Sometimes a Dude Just Wants To Get Some Opinions Out Real Loud

Submitted by mike, 11/17/09 3:43 PM

So this year at film festivals around the world Werner Herzog announced his triumphant return to fiction filmmaking after years of largely favouring documentary work with two films: Bad Lieutenant: Port of Call New Orleans and My Son, My Son, What Have Ye Done. The first, due for limited release this Friday the 20th of November, is a conceptually weird non-sequel to non-remake of Abel Ferrara's 1992 classic Bad Lieutenant. We'll have our (very positive) review up later this week but suffice it to say for now that for fans of Herzog's work with the late great Klaus Kinski (the two collaborated on five films), it seems as if in Nic Cage the director has found someone that shares at least a sliver, a chunk of Kinski's legendary loopy fire.

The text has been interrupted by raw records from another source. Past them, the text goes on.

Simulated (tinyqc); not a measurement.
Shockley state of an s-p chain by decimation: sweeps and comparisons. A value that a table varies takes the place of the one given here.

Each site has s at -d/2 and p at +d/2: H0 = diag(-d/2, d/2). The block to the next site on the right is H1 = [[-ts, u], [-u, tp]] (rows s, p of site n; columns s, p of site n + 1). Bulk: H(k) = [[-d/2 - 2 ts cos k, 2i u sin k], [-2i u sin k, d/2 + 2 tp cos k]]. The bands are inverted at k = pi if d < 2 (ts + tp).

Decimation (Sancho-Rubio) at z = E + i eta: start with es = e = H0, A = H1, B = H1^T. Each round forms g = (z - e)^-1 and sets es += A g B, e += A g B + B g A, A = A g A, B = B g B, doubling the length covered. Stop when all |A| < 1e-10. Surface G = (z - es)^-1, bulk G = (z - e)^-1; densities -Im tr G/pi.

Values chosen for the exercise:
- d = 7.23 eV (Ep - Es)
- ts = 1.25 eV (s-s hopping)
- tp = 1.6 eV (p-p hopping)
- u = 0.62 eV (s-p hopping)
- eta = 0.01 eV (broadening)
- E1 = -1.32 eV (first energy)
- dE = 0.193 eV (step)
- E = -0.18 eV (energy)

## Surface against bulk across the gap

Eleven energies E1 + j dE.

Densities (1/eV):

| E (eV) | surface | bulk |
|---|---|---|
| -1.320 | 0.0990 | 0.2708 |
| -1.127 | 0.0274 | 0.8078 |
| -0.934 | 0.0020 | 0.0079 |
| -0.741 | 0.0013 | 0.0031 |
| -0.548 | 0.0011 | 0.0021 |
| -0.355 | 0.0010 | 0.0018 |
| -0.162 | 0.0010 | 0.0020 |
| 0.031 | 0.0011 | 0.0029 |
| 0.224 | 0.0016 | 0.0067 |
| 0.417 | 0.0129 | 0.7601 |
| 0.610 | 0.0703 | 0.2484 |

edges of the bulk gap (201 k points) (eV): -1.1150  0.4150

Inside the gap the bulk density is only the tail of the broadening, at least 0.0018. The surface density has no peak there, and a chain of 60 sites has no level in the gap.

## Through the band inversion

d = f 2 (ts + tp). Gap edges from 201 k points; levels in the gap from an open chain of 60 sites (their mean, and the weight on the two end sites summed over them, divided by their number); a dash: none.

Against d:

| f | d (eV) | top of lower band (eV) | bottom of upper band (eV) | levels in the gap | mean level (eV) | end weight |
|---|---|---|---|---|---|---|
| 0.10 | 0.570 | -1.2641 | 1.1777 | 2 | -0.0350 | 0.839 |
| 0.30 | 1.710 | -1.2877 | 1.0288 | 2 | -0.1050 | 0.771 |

So to celebrate their in-retrospect inevitable pairing, and in celebration of the late Kinski, we've been passing around thesubstream studio clips of our all time favourite freak-outs. Let us know what we've missed. The top five:

 

Number One: Kinski is unhappy with jungle catering

The man, the legend Klaus Kinski in a clip recorded on the set of Herzog's Fitzcarraldo, from the director's 1999 doc about their relationship, My Best Friend. Later in that film Herzog relates how the natives he had hired as actors offered to murder Kinski, for free, as a favour. No one could yell like that man.

 

Number Two: A dude hates a videogame

Some pairings, like Kinski and Herzog in the jungle heat, result in vesuvian catharsis, artistic explosions like Fitzcarraldo. Some, like this wet, milky English dude and playing Call of Duty: Modern Warfare Two in a dank basement for 17 hours, result in a different kind of art.

 

Number Three: Leave Britney Alone

Obvious, sure. This dude Chris Crocker has turned his crazy crying defense of Britney Spears into a cottage industry and has been parodied to the moon and back. But the thing about this kind of raw emotion, this naked human vulnerability, this stripping bare of the chaotic, troubled soul of a man is that it will literally never stop being funny, ever.

 

Number Four: It could be worse, kid... you could be a Leafs fan

A clip I'm half convinced is an art installation. The favoured San Jose Sharks lost their first-round playoff series to the Ducks, and this super-fan broadcast his heart-breaking reaction to the folks watching his "channel" on Justin.tv. His maudlin, hammy crying is at first disappointingly mundane, but the piece transforms itself in its latter half, in a chapter called "Red Ceiling Fan w/ Disappointed, Confused Dad".

 

Number Five: The wrong David

An essay on the group dynamics of grief: post-the loss of their favourite candidate on "American Idol", this troupe of tween scream queens is a portrait of the multivaried faces of grief: rage, shock, acting out, desolation, denial, being embarrassed about the t-shirt you're wearing, getting laughed at by your friend's dad, sorrow. Poignant, a documentary on pathos.

 

Special Mention for Achievement in Fake Freaking Out: The remote-up-the-butt dude

 

 

He had me until he tried to sodomize himself with a remote control, which says scary things about the plausibility of mmorpg-induced mania in teens I guess. Bravo, WoW butt dude, bravo.